“Somebody has to be able to say, ‘Prove what you’ve said'”: Gail Schimmel and the Need for Regulation in Advertising
24 Oct 2018

By Nick Mulgrew
In many people’s lives, the most powerful messages and communications that they receive are not political or artistic, but commercial. On social media, on the airwaves and in print, brands and advertisers are vying to convince people to buy goods or use services, or to implant social values that might make them more receptive one day to buying those goods or services. In this way, advertising is as much a part of our media and our national discourse as editorial content, and thus fall under the ambit of regulation, and discussions of freedom of speech.

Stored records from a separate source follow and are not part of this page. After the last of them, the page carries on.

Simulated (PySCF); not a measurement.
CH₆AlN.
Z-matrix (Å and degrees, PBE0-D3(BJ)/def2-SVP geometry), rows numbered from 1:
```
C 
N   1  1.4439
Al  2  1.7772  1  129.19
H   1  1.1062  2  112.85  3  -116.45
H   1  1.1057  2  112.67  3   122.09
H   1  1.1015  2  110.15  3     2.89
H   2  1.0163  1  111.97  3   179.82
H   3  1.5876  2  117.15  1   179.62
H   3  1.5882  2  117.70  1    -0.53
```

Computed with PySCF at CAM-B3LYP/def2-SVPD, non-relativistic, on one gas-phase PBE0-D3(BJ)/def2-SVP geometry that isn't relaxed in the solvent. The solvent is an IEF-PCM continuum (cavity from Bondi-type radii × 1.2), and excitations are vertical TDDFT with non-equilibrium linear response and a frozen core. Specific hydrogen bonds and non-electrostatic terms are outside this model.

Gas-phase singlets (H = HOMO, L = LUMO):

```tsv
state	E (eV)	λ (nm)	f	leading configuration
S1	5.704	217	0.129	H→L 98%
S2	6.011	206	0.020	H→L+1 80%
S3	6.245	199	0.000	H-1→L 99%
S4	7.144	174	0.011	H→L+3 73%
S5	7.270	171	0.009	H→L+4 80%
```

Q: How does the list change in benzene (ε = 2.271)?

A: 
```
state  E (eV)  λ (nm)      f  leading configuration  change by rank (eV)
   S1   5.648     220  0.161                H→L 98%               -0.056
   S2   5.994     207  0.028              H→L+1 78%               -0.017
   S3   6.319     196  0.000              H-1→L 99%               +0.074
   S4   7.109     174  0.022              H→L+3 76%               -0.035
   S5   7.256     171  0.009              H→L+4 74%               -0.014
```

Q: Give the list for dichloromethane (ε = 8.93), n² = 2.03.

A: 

Freedom of speech, commercial or otherwise, has checks and balances to keep it remaining a freedom, and to keep it from impinging upon other rights, such as one’s right to the protection of dignity. As such, it is important that advertising is subject to processes by which citizens can lodge binding complaints about inappropriate or misleading commercial communications. In traditional media, communications are held to account by the law, by consumers, and by self-regulation. But on social media – as with the proliferation of fake news – the deliberate misleading of consumers has no real-world repercussions for those that do it, other than those that are enforced by the platform, such as suspending or banning user accounts.
Up until last month, the Advertising Standards Authority of South Africa (ASA) was the advertising and marketing communications industry’s body for self-regulation, an independent body set up and paid for by the industry. Due to historical debt, however, the ASA was put into a liquidation process last month. It will be replaced next month by the Advertising Regulatory Board (ARB). The ARB will fulfil the same mandate, with the exciting imminent addition of an appendix aimed specifically at social media.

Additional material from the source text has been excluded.